🤖 AI Summary
In ROS 2, DDS exhibits unpredictable end-to-end latency over wireless networks due to strong coupling among heartbeat intervals, IP fragmentation, and retransmission timeouts.
Method: This paper proposes the first cross-layer probabilistic latency analysis model for DDS over UDP. Based on discrete-state modeling, it jointly characterizes middleware events (e.g., heartbeat timeouts) and transport-layer behaviors (e.g., fragment loss, selective retransmission), enabling analytical quantification of the steady-state distribution of unacknowledged messages and their retransmission delays.

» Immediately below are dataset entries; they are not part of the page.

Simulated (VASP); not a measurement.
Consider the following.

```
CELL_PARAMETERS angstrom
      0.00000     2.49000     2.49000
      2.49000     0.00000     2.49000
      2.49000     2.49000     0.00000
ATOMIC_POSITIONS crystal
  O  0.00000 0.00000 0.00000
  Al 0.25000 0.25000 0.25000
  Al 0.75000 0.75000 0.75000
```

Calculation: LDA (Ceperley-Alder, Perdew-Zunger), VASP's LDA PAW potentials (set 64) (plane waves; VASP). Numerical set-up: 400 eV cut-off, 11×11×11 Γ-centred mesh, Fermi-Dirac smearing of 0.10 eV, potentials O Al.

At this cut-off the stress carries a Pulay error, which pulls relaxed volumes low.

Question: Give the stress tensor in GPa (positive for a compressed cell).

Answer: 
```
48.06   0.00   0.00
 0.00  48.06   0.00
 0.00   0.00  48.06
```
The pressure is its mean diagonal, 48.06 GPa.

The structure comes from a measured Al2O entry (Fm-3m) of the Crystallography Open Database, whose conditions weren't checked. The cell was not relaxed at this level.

Contribution/Results: The model supports joint optimization of latency and reliability under arbitrary packet loss rates, message sizes, and parameter configurations. Evaluated across 270 wireless scenarios, it achieves prediction errors <8% relative to measured latency. This provides a verifiable foundation for low-latency, time-critical communication design in industrial robotics and other cyber-physical systems.
📝 Abstract
Robot Operating System 2 (ROS 2) is now the de facto standard for robotic communication, pairing UDP transport with the Data Distribution Service (DDS) publish-subscribe middleware. DDS achieves reliability through periodic heartbeats that solicit acknowledgments for missing samples and trigger selective retransmissions. In lossy wireless networks, the tight coupling among heartbeat period, IP fragmentation, and retransmission interval obscures end to end latency behavior and leaves practitioners with little guidance on how to tune these parameters. To address these challenges, we propose a probabilistic latency analysis (PLA) that analytically models the reliable transmission process of ROS 2 DDS communication using a discrete state approach. By systematically analyzing both middleware level and transport level events, PLA computes the steady state probability distribution of unacknowledged messages and the retransmission latency. We validate our PLA across 270 scenarios, exploring variations in packet delivery ratios, message sizes, and both publishing and retransmission intervals, demonstrating a close alignment between analytical predictions and experimental results. Our findings establish a theoretical basis to systematically optimize reliability, latency, and performance in wireless industrial robotics.